I have a question on how auth.aptible.com works and how dashboard auths with it:
As I understand it, its not OAuth - Implicit Grant based, as the dashboard.aptible doesn’t redirect to auth.aptible for user login. Instead of that - dashboard.aptible.com just posts user credentials to auth.aptible.com which responds with a CORS header for dashboard.aptible.com. Since CORS mentions dashboard it can be trusted. Is that right?
I was wondering if my understanding is correct there. And if there is any other security auth magic happening on that front.

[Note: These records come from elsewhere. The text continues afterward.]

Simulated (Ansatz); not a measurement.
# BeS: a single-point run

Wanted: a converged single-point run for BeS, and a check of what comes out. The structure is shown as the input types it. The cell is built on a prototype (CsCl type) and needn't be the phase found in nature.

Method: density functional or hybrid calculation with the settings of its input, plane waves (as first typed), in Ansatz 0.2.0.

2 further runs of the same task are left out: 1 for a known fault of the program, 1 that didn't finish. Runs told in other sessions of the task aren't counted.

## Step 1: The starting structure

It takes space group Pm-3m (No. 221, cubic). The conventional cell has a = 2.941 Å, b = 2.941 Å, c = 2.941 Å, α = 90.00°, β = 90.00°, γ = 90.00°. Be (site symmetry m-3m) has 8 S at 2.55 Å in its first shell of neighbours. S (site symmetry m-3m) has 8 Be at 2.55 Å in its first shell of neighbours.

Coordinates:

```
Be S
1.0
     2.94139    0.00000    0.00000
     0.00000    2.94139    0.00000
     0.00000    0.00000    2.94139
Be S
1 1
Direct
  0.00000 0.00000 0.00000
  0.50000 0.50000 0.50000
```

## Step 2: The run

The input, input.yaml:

Our CORS domains are whitelisted to just dashboard.aptible.com; no CSRF. For added detail,
the underlying auth.aptible.com uses OAuth to issue grants (the “credentials” sent to auth/api from Dashboard are actually JWT bearer tokens), so for an external/third party integration, we’d use the Authorization Code Flow of OAuth 2.0
While auth.aptible.com is the only service which creates tokens, api.aptible.com (and our other API services), all process and validate those tokens
We use this library to generate bearer tokens that are signed by auth.aptible.com and can be verified by any unprivileged party using auth’s published public key: https://github.com/aptible/fridge
Our API is public, but not well-documented, or quite 1.0 yet — if you’re looking into an integration, let us know and we can figure out a way to make that work.
They are still fully OAuth 2.0-compatible. the difference is that by default, bearer tokens in OAuth 2.0 can be “opaque”, i.e., not containing any information apart from the (usually random) token string. with our approach, the tokens actually contain a bunch of information: the token issuer, subject, scope, expiry, etc.